Remembering to do something in the future is called prospective memory. For example, you might decide on the drive to work in the morning that you want to watch the latest episode of your favorite show when you get home at night. In doing so, you are setting an intention (“I want to watch the show”) and its context (“-when I get home tonight”). Prospective memory consists of two components, a retroactive and prospective component. The retroactive component is remembering what you need to do when the time comes, and the prospective component is simply remembering to do that thing when the time comes.
In a recent publication in the journal Memory & Cognition, three researchers from Heinrich-Heine-Universität Düsseldorf set out to study how sleep can help us remember what we need to do in the future. In their study, participants were asked to perform a prospective memory task, by pressing a key when shown a word they had learned a few hours ago. Half of the participants learned the words in the morning and were tested at night, while the other half learned the words at night, and were tested the next morning. The researchers hypothesized that the participants who were tested on the morning of the next day would be better at remembering to press the key on the correct word.

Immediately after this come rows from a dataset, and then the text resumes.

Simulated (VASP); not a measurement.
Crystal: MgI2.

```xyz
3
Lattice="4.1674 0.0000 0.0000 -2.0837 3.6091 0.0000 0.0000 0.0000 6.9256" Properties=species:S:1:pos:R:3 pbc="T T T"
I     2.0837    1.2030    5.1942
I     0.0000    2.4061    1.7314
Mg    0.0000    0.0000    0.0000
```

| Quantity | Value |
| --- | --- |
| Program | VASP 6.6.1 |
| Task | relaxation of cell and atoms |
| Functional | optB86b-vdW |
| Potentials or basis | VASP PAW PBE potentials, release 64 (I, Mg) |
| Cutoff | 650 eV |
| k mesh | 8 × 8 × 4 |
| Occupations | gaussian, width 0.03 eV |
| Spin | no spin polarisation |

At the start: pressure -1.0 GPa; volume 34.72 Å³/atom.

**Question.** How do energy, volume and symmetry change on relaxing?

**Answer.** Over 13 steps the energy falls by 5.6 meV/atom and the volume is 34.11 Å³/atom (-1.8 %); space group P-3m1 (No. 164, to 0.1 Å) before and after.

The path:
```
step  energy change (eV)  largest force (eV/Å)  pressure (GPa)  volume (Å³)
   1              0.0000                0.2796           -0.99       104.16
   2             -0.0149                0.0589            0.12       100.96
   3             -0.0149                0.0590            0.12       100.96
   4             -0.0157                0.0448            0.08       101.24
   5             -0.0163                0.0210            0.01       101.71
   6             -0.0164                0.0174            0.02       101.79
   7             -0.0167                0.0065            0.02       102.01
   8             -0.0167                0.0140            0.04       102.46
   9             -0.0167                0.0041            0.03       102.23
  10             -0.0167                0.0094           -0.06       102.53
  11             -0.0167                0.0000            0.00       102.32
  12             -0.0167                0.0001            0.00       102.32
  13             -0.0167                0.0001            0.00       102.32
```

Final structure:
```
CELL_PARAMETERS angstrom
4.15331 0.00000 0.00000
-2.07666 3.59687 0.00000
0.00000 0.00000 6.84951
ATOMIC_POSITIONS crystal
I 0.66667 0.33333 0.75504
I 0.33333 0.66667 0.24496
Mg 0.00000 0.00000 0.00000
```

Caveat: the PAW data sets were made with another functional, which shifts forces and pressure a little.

They found that participants did perform better when tested in the morning, but this was not strictly due to sleep. Both groups had actually performed the best when tested in the morning, and the researchers suggest that this effect was due to our attention being refreshed in the morning. Taken together, their findings demonstrate that we are better at remembering to do things in the morning, not because sleep helps us store memories, but because we are more refreshed after a good rest. Translated into practical advice, since our prospective memories are best in the morning, it might be useful to set some reminders for things you intend to do later in the day.